The first biography of the Speaker of the House in a decade, Ball's portrait shows Pelosi through a thoroughly modern lens, based on exclusive interviews with the Speaker and deep background reporting
...[an] admiring and illuminating new biography of the most powerful woman in American politics ... There’s a pattern in Ball’s book. Again and again, Pelosi is dismissed, first as a dilettante housewife, then as a far-left San Francisco kook, finally as an establishment dinosaur — and throughout, as a woman. She perseveres, driven by a steely faith in her own abilities. And more often than not, she is vindicated ... Despite meticulous reporting and multiple interviews with the House speaker, Ball...doesn’t penetrate her steely exterior, as she herself acknowledges ... To understand her, we can only look to her record.
Ball’s appreciation of Pelosi’s ancient abilities makes this a smart, solid biography with a lesson: Despite our current fixation on political showmanship, politics works best in a complicated democracy like ours when its practitioners can navigate their way through the byzantine cloakrooms of power ... They are small-room, off-camera skills. Ball makes a convincing case that no woman could have made it to the top without them ... She was a brilliant rainmaker, eventually a legendary one; her ability to raise money for fellow House members was a crucial weapon in her rise to the top ... Ball doesn’t spend much time explaining just how she did it, which is a shame: Pelosi isn’t the most transparent of subjects for a biography, and a better sense of how she succeeded in this mysterious realm might have helped to reveal more of who she is ... Pelosi isn’t quite hagiography. Ball admits to admiring the speaker, but she is honest about her deficits [.]
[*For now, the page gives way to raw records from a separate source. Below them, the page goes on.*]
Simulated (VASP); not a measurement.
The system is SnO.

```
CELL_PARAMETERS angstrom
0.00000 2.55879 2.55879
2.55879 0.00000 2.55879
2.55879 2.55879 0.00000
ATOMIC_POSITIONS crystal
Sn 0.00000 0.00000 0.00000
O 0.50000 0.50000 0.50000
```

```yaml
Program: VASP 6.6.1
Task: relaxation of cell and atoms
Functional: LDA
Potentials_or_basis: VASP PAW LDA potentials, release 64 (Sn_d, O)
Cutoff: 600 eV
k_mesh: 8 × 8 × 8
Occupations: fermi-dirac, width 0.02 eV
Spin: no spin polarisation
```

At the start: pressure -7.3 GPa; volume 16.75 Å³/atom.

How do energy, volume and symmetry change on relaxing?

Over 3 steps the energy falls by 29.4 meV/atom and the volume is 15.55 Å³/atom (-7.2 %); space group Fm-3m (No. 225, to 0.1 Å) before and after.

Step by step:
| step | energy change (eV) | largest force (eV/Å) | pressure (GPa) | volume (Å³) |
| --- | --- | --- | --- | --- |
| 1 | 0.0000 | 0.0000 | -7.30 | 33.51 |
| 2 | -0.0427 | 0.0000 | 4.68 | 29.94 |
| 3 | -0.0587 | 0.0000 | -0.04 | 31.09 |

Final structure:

... one of the most cloyingly adulatory paeans to a living politician I’ve ever read ... Pelosi—no subtitle—is one long catalog of the subject’s self-sacrifice, courage, success against the odds, intelligence, uprightness and sagacity. It is the story of Nancy Pelosi as Nancy Pelosi would have told it—and, with apparently only light mediation, did tell it ... I was...not prepared for this book’s sassy you-go-girl boosterism ... The prose is bad but the sentiment is worse. If I ever write anything so mindlessly celebratory about any elected official, living or dead, liberal or conservative, I hope the editor of these pages will have the decency to fire me and suggest a career in advertising or political consultancy ... this account is so gratuitously panegyrical as to turn Mrs. Pelosi into a plastic version of herself ... Nancy Pelosi turned 80 in March. She is likely to retire soon. When she does, and the time comes to write her memoirs, perhaps some faithful aide will say to her: Madam Speaker, the job is already done.